Simple examples like this are the incremental approach, the more you use inline ASM, the easier it gets and while there is little speed improvement in a simple example of this type, loops of this type are the building blocks for very high speed loop optimization that comes with practice.

Bob Zale's implimentation of LOCAL for placing parameters on the stack is very well done.

  In MASM,
        LOCAL wc   :WNDCLASSEX
  In PowerBASIC
        LOCAL wc as WNDCLASSEX

Using the LOCAL capacity is a very tidy way of allocating what are normally called automatic stack variables. The Intel data recommends using LOCAL stack variables placed in decending order of size for performance reasons.

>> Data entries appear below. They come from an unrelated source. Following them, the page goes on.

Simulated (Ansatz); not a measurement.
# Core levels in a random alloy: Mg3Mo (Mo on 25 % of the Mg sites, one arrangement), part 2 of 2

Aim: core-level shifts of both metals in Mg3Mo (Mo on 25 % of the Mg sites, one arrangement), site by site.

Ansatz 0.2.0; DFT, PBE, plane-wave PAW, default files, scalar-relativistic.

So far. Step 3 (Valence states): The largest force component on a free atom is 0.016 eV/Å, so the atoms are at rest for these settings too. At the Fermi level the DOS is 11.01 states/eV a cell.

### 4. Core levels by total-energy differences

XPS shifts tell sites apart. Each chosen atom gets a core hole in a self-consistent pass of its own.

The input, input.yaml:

An empty function for writing inline ASM is as follows,


FUNCTION FunctionName(ByVal var1 as LONG, ByVal var2 as LONG) as LONG

LOCAL lvar1 as LONG
LOCAL lvar2 as LONG

' paramaters passed to the function
' as well as LOCAL parameters can
' be referenced directly in assembler

FUNCTION = lvar2



A point that has been sold by most is the need to use proper 32 bit size variables to take advantage of the processor's performance. Always use 32 bit registers for counters, string manipulation etc... it is simply faster to use a 32 bit processor in native 32 bit mode than 8 or 16 bit compatibility mode. The other thing is of course that you have a theoretical 4 gig counter range, not the 64k by using WORD size registers.

Two things that can be difficult for a programmer migrating from high level languages to assembler is data size and addressing. In assembler you have,

    DWORD = 00 00 00 00 32 bit register size data
    WORD  = 00 00       16 bit register size data
    BYTE  = 00           8 bit register size data

A quad word is usually constructed in the eax:edx register pair.

An ADDRESS is the memory location of data, labels, functions etc...

In the ordinary sense,

    LOCAL var as LONG
    LOCAL adr as LONG
    var = 100
    adr = VarPtr(var)
var is the CONTENT. adr is the ADDRESS of the CONTENT

If you convert both var and adr to string data for display,

    disp$ = str$(var)+" "+str$(adr)

you will end up with a display of 100 plus a 32 bit ADDRESS of where it is in memory.

PowerBASIC gives you a number of ADDRESS retrieval functions,

    VarPtr()   ' 32 bit ADDRESS of variable
    StrPtr()   ' 32 bit ADDRESS of BYTE data in dynamic string
    CodePtr()  ' 32 bit ADDRESS of location in code. EG CodePtr(WndProc)

You can also use the ASM mnemnic,

    ! lea  ; load effective address

Here is one use of inline ASM in doing a direct function call without using a declaration in the header file.

As a normal function it would be called with,

fRV = FunctionName(hWnd,Edit1&,hInstance)

By accessing its ADDRESS with the GetProcAddress() function, you manually push the parameters onto the stack in reverse order and call the function directly.

    LOCAL libName  as ASCIIZ * 128    '< DLL name
    Local szFnName as ASCIIZ * 24     '< Proc name
    LOCAL lpfnAdd  as DWORD           '< function address
    LOCAL hDLL     as LONG            '< DLL handle
    LOCAL fRV      as LONG            '< function return value
    libName  = "YOURDLL.DLL"
    szFnName = "FunctionName"
    hDLL = LoadLibrary(libName)
      lpfnAdd=GetProcAddress(hDLL&,szFnName) ' get ADDRESS of function
      ! push hInstance     ; place 3rd parameter on stack
      ! push Edit1&        ; place 2nd parameter on stack
      ! push hWnd          ; place 1st parameter on stack
      ! call lpfnAdd       ; call the function
      ! mov fRV, eax       ; place return value from eax into variable
    FreeLibrary hDLL


Differing from Windows APIs, the reference material from Intel is excellent to the stage of being overkill. You can directly download the Pentium manuals from Intel and if you don't ming using the equivelant of a medium size rainforest in paper, you can even print them out.